DeepRank / pdb2sql

Fast and versatile biomolecular structure PDB file parser using SQL queries
https://pdb2sql.readthedocs.io
Apache License 2.0
24 stars 12 forks source link

Update pdb2sqlcore.py #72

Closed DTRademaker closed 1 year ago

DTRademaker commented 2 years ago

Add sorting of the values to the 'get' function. This to fix a bug that sometimes occurs when comparing the atoms between multiple pdbs ( e.g. when using StructureSimilarity script). The bug is caused by pdbs having not the same atom-name (e.g. CA C CB O N...) order.

github-actions[bot] commented 2 years ago

This PR is stale because it has been open for 14 days with no activity. Remove stale label or comment or this will be closed in 7 days.

github-actions[bot] commented 2 years ago

This PR was closed because it has been inactive for 7 days since being marked as stale.

LilySnow commented 2 years ago

Hi Cunliang, I do not think we need an order parameter, right? I will accept this change.

NicoRenaud commented 2 years ago

Hi all, I’m not sure I would change the way get returns the values. The behavior described here was precisely what was intended. Since the issue is only in structure similarity I would add the sorting option there and not in get.

CunliangGeng commented 2 years ago

Agree with Nico. That's also why I suggested adding an option to get itself.

NicoRenaud commented 2 years ago

Adding the order argument to get is a solution but it makes get more complicated ... I would really simply fix that in StructureSimilarity and not touch get. The get method is central to all the data pipelines we have created (iscore, deeprank, deeprank GNN) so modifying it is not a trivial decision. Adding an order option would also make get do two things (SQL query + sorting) and that's 1 thing too many :)
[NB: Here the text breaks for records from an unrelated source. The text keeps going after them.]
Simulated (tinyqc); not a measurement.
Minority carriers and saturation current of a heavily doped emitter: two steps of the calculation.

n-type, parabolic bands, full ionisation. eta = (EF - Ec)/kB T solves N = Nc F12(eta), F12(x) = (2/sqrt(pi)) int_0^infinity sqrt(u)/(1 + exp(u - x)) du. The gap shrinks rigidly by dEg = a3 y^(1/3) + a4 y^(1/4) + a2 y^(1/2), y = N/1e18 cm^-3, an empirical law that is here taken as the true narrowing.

LilySnow commented 2 years ago

Hi Nico, there seems no other way to fix this bug without changing the get function. We cannot fix StructureSimilarity downstream...

NicoRenaud commented 2 years ago

Hi Li, I'm not sure what the issue is, but the ordering can surely be done outside of the get function by simply getting the chainID, resSeq, name, x,y,z and ordering the resulting array according to the chain,res,name values. Or am i missing something ?

In any case changing the default behavior of get may break the data processing pipeline of all the codes that rely on it (iscore, deeprank, ... ). So I would be careful about it :)

DTRademaker commented 2 years ago

Hi Li, I'm not sure what the issue is, but the ordering can surely be done outside of the get function by simply getting the chainID, resSeq, name, x,y,z and ordering the resulting array according to the chain,res,name values. Or am i missing something ?

In any case changing the default behavior of get may break the data processing pipeline of all the codes that rely on it (iscore, deeprank, ... ). So I would be careful about it :)

The 'get' function is called 12 times in the 'StructureSimilarity' script for retrieving xyz coordinates. These should all be adjusted then. Yes of course we can do it by retrieving 'chainID, resSeq, name, x,y,z', sorting it and extract the xyz and that times 12. But that would miss the point of having the get function in the first place where you specify what you need. Especially since this could also be done, as implemented by my suggestion, directly in the sql command of the 'get' function. Which I might add is computationally also faster. I understand the concern that it 'might' impact other software. But I could also argue that it 'might' actually improve the other software since the atom-order is currently completely dependent on the pdb-atom-order which can sometimes differ from pdb to pdb. And to be honest I can not imagine any scenario where having the residue atoms in a consistent order would disturb the other code... but that could of course also be my lack of imagination. The code I am suggesting passed all unit-tests, and should therefore also work fine for the other software right?

I didn't wrote the other code, so I can not be sure, but I would suggest to use the extra argument for the 'get' function if you really want to play it safe. But I think the inconsistency problem is a more general problem that should be solved by hardcoding it in the get function, resulting that the rest of the code should be tested and adapted if needed.

github-actions[bot] commented 2 years ago

This PR is stale because it has been open for 14 days with no activity. Remove stale label or comment or this will be closed in 7 days.

github-actions[bot] commented 2 years ago

This PR was closed because it has been inactive for 7 days since being marked as stale.

NicoRenaud commented 1 year ago

Hey @DTRademaker @LilySnow @CunliangGeng, should we merge that ?

DTRademaker commented 1 year ago

Hey @DTRademaker @LilySnow @CunliangGeng, should we merge that ?

Fine with me :)

NicoRenaud commented 1 year ago

@LilySnow if you also agree can you merge the PR ?

github-actions[bot] commented 1 year ago

This PR is stale because it has been open for 14 days with no activity. Remove stale label or comment or this will be closed in 7 days.

github-actions[bot] commented 1 year ago

This PR was closed because it has been inactive for 7 days since being marked as stale.